Saturday Sermon: The Sayings of Chairman Rumsfeld

One of the odd ideas to have arisen is that one can have a good idea, but not express it well. With rare exceptions, in my experience, that isn’t the case: poorly communicated ideas are usually a result of poor ideas. With that in mind, I thought it would be interesting to revisit one of former Secretary of War Defense Donald Rumsfeld’s utterances.


While reading this, keep in mind that Rumsfeld once told Paul Wolfowitz (yes, that Wolfowitz) that one should “Begin with an illogical premise and proceed logically to an illogical conclusion.” Here’s a classic Rumsfeld:

The message is that there are no “knowns.” There are things we know that we know. There are known unknowns. That is to say there are things that we now know we didn’t know. but there are also unknown unknowns. There are things we don’t know we don’t know. So when we do the bes we can and we pull all this information together, and we then say well, that’s basically what we see as the situation, that is really only the known knowns and the known unknowns. And each year, we discover a few more of those unknown unknowns…There’s another way to phrase that and that is that the absence of evidence is not evidence of absence.

What’s sad is that if his previous political history had been seriously discussed, his lunacy would have been exposed. Of course, had our Mandarin class actually thought, instead gotten all gooey over his machismo, they would have realize his craziness was in plain sight.

This entry was posted in Conservatives, Fucking Morons, Military. Bookmark the permalink.
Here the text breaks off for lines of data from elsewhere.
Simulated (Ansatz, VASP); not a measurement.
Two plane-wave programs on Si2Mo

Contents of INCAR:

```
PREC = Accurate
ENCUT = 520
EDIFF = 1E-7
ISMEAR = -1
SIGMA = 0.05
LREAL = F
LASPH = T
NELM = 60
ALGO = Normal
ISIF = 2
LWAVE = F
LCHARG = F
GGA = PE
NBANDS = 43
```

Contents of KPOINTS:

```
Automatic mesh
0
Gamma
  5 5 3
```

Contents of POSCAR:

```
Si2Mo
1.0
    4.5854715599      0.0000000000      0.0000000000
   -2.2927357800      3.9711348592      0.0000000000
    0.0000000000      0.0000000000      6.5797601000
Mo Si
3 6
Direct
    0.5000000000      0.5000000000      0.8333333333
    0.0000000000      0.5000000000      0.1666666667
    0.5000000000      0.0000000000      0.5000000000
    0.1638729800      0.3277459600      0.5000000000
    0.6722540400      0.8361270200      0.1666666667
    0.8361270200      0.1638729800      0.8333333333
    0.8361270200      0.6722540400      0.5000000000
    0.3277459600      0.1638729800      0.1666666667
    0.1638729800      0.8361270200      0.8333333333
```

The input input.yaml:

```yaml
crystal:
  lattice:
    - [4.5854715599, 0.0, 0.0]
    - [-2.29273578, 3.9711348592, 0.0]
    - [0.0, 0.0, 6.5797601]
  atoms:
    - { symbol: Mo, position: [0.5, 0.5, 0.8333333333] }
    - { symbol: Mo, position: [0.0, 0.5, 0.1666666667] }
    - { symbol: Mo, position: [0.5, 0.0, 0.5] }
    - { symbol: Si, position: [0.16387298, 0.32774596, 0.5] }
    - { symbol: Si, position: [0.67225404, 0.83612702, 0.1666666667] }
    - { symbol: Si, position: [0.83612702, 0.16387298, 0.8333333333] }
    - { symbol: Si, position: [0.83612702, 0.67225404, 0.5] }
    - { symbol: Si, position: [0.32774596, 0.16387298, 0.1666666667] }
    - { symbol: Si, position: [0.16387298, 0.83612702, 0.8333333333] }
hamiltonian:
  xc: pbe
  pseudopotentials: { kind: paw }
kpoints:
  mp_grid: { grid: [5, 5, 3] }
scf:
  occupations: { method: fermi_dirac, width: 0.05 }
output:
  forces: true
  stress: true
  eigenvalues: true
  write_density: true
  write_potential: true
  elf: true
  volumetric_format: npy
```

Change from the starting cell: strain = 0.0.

8 Responses to Saturday Sermon: The Sayings of Chairman Rumsfeld

  1. Karl says:

    Or, as Arthur Clarke said, not only is the Universe stranger than you imagine, it is stranger than you can imagine.

  2. Markk says:

    Ok I’ll bite, Whats wrong with what he said? Anyone who has done any planning with say 100K dollar budgets or more ( at least 5 people working on it) and has had to manage the project from budget through either cancellation or achievement or failure has had to deal with this exact idea. There are always the uncertainties you take into account in planning, and there are always the ones you never even considered at all. So whats the big deal? Rumsfeld talks like Eisenhower?
    By the way I would absolutely disagree with your original statement also: “poorly communicated ideas are usually a result of poor ideas”. Virtually every good idea I have seen in business started out as a poorly communicated idea first. In fact I would like you to give me any example of a good idea where if we looked earlier we wouldn’t find that same idea hidden away somewhere, not expressed well.

  3. natural cynic says:

    Shermer has Rumsfeld making sense, at least within some contexts.

  4. Scott says:

    I’m with Markk. I’ve read this before. Everyone seems to ridicule it, but (in this case) Rumsfeld is right. Perhaps there is a better way to express the notion of things you don’t know that you don’t know, or things you know that you don’t know?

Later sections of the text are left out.